Issue 372: U.N. names 3 commissioners for new probe against Israel

GENEVA, July 6 – The UN Human Rights Council today began its sixth inquiry into alleged Israeli violations, naming three female jurists: Christine Chanet of France, Unity Dow of Botswana and Asma Jahangir of Pakistan (photos above, left to right).

“I have appointed three highly distinguished individuals to carry out the Council’s fact-finding mission to investigate the implications of Israeli settlements on the civil, political, economic, social and cultural rights of the Palestinian people in the occupied Palestinian territory, including east Jerusalem,” said UNHRC President Laura Dupuy Lasserre.

However, the Geneva-based human rights group UN Watch expressed concerns over the probe’s lack of balance, noting the mandate’s failure to address any violations by the Palestinian side.

Established by a March resolution, the terms of the inquiry provide that it will only examine Israeli actions and how they impact the human rights of Palestinians. Instead of acknowledging that there are human rights victims on all sides, the inquiry’s mandate is one-sided and lacks credibility.

Its terms were framed in a 4-page resolution, co-sponsored by the Arab and Islamic groups, that omits any reference to Arab terrorism against Israeli civilians, including the hundreds of rockets fired recently from Gaza and Sinai into Israeli towns and villages.

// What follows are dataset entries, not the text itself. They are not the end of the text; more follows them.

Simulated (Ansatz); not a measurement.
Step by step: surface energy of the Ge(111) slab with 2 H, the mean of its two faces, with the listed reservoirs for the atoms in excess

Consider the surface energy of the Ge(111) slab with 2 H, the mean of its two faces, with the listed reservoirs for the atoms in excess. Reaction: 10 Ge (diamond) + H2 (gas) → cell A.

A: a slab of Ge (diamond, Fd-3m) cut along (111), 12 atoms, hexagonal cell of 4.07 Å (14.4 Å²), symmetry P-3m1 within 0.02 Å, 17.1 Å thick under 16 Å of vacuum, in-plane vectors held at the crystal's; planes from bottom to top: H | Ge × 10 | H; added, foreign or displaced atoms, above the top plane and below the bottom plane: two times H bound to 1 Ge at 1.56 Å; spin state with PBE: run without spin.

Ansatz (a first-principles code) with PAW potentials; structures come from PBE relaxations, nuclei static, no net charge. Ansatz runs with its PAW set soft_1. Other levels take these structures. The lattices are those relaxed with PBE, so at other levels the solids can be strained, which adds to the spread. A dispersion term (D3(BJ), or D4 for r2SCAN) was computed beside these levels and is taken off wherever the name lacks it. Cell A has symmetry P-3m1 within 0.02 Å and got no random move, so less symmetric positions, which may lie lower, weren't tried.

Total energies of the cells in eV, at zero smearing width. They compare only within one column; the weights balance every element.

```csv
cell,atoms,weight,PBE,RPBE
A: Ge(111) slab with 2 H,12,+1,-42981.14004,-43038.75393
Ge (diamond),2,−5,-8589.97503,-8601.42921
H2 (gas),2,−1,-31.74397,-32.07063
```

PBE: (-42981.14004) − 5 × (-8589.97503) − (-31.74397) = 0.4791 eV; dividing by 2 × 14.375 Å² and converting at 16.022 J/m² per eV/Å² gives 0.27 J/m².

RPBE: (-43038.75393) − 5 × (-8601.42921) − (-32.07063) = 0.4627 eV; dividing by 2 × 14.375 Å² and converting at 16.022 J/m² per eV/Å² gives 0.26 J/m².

The only victims it contemplates are Palestinians, the only perpetrator, Israel. In the guise of human rights, Syria and other oppressive regimes sponsored the inquiry to deflect attention from their own crimes, to scapegoat Israel, and to erode its international standing.

UN Watch today called on the commissioners — including Asma Jahangir, whose sister Hina Jilani served on the U.N.’s controversial Goldstone commission in 2009 — not to commit the same errors of the Goldstone Report, which Judge Goldstone famously acknowledged two years later.

The watchdog group expressed particular concern that the head of the inquiry, Christine Chanet, recentlyaccused Israel of “total discrimination,” and stated that “it is very difficult to have a real dialogue (with Israel).”Her comments do not reflect the impartial attitude and approach required under international law for fact-finders.

When Ms. Jahangir earlier served as the Human Rights Council’s expert on religious freedom, the Washington Post in 2005 published a UN Watch letter complaining about her record.

Ms. Jahangir had ignored detailed petitions sent over 18 months concerning state-sponsored, hate-filled Saudi and Egyptian schoolbooks. By contrast, she had criticized the Danish government for being insufficiently quick to condemn a newspaper’s one-time publication of cartoons of the prophet Muhammad.

The new U.N. probe has no deadline for when it will publish its report.

The office of High Commissioner Navi Pillay has organized a secretariat to assist the three new commissioners, but the staffers were not named.